Active tuned mass damper applied to offshore monopile wind turbine installation

Abstract

An active tuned mass damper applied to the offshore monopile wind turbine belongs to the field of marine technology. A mass block is connected to the inner wall of the tower through a spring. The two ends of the damper and the force actuator are connected to the mass block and the inner wall of the tower, respectively. When the installation of tower is finished, the spring and the damper begin to work. The movement of mass block will partly offset the movement of the tower caused by the wave force. The force actuator starts to work before the mating. The exact position of the nacelle can be obtained from the Global Positioning System (DGPS). The position of tower can be adjusted in the horizontal plane through the force actuator. So, the offshore installation time for nacelle will be saved. The whole installation time and cost will also be reduced.

Claims

1. An active tuned mass damper suitable for an offshore monopile wind turbine, comprising a mass block, a spring, a damper, a force actuator, a controller, an electric motor and a battery installed on a tower, and a sensor, which is a Differential Global Positioning System (DGPS), installed in a nacelle; wherein the mass block is connected to an inner wall of the tower by the spring, two ends of the damper and the force actuator are connected to the mass block and the inner wall of the tower respectively; the mass block, the spring, the damper is selected according to the vibration theory, and optimized and adjusted based on a first structural natural frequency of the tower; when the installation of the tower is finished, the spring and the damper start to work; movements of the tower caused by a wave force will be partly offset by the movement of the mass block; before mating of the nacelle and the tower, the force actuator begins to work; the precise position of the nacelle can be obtained by the DGPS, and the position of the tower in the horizontal plane is adjusted through the force actuator.

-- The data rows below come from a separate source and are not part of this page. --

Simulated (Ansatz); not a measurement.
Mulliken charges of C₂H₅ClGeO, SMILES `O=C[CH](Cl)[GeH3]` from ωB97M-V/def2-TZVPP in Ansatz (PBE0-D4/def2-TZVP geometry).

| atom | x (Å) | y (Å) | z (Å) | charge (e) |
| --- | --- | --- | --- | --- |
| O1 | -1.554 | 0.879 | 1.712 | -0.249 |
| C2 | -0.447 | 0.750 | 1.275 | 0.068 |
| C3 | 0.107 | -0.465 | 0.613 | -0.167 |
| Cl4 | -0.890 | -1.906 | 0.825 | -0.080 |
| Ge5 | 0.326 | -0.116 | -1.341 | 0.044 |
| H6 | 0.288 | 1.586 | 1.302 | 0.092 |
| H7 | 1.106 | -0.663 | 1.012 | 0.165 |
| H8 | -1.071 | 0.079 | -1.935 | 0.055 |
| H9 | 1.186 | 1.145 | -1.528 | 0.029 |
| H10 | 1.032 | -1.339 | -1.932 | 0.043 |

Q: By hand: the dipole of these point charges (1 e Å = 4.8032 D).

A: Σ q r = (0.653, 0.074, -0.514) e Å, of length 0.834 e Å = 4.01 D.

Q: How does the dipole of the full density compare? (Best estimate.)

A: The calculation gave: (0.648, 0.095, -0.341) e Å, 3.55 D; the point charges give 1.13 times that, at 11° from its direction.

2. The active tuned mass damper according to claim 1, wherein the mass block is solid or liquid unit.

3. The active tuned mass damper according to claim 2, wherein the damper is made of rubber.

4. The active tuned mass damper described in claim 3, wherein the force actuator is driven by the controller and the electric motor located in the tower.

5. The active tuned mass damper according to claim 2, wherein the force actuator is driven by the controller and the electric motor located in the tower.

6. The active tuned mass damper according to claim 1, wherein the damper is made of rubber.

7. The active tuned mass damper described in claim 6, wherein the force actuator is driven by the controller and the electric motor located in the tower.

8. The active tuned mass damper described in claim 1, wherein the force actuator is driven by the controller and the electric motor located in the tower.

9. The active tuned mass damper according to claim 1, wherein the force actuator is driven by the controller and the electric motor located in the tower.

Description

DESCRIPTION OF DRAWINGS

(1) FIG. 1, side view of the off-shore single blade installation (x-z plane).

(2) FIG. 2, the diagram of the main components of the active tuned mass damper.

(3) FIG. 3, the diagram of the force actuator feedback.

(4) FIGS. 4(a) and 4(b) of the nacelle mating.

(5) FIG. 5, the nacelle profile after mating.

(6) FIG. 6, the front view of the off-shore monopile wind turbine after mating.

(7) In the figures: 1 Jack-up installation vessel; 2 Crane; 3 Vertical tugger line; 4 Horizontal tugger line; 5 Nacelle; 6 Hub; 7 Tower; 8 Mass block; 9 Spring; 10 Damper; 11 Force actuator; 12 Tower roof; 13 Flange hole; 14 Blade; 15 Monopile; 16 Sea level; 17 Seabed.

DETAIL DESCRIPTION

(8) The specific embodiments of the present invention are further described below in conjunction with the drawings and technical solutions.

(9) The active tuned mass damper applied to offshore monopile wind turbine installation is carried out as follows:

(10) FIG. 1 is the side view of the offshore single blade installation (x-z plane). The wind speed direction is x direction. The installed wind turbine is 6 MW level whose nacelle length is 10 m and weight is 360t. The height of the nacelle is 100 m above the sea level. The nacelle is connected to the crane by two horizontal tugger lines and a vertical tugger line. The horizontal tugger lines are used to limit the movement of the blade on the x-y plane. Lift the nacelle from the jack-up installation vessel gradually above the tower and prepare for the mating process.

(11) FIG. 2 is the diagram of the main components of the active tuned mass damper. The weight of the mass block is 20 ton. The spring rigidity is 5000 N/m. The damping coefficient is 9000 Ns/m. The corresponding natural frequency is 0.28 Hz. The force actuator could be a piston structure and driven by the electric motor. The parameter of the force actuator can be optimally designed according to the wind turbine structure.

(12) FIG. 3 is the diagram of the force actuator feedback. At each moment, the actuator calculates the force needed for the next moment according to the position difference between the tower and the nacelle. Adjust the tower position by the force actuator.

(13) FIGS. 4(a) and 4(b) present views of the nacelle's installation. Before the mating, the circular holes at the bottom of the nacelle are very close to the top of the tower. But it is not easy for the point-to-point mating. Usually, labors are needed to complete the mating. If the active tuned mass damper is used, the nacelle and the tower could be fully aligned t under the assistance of the force actuator.

(14) FIG. 5 is the nacelle profile after mating. The nacelle and the top of the tower is fixed by bolts through the flange hole.

(15) FIG. 6 is an offshore 6 MW wind turbine after installation.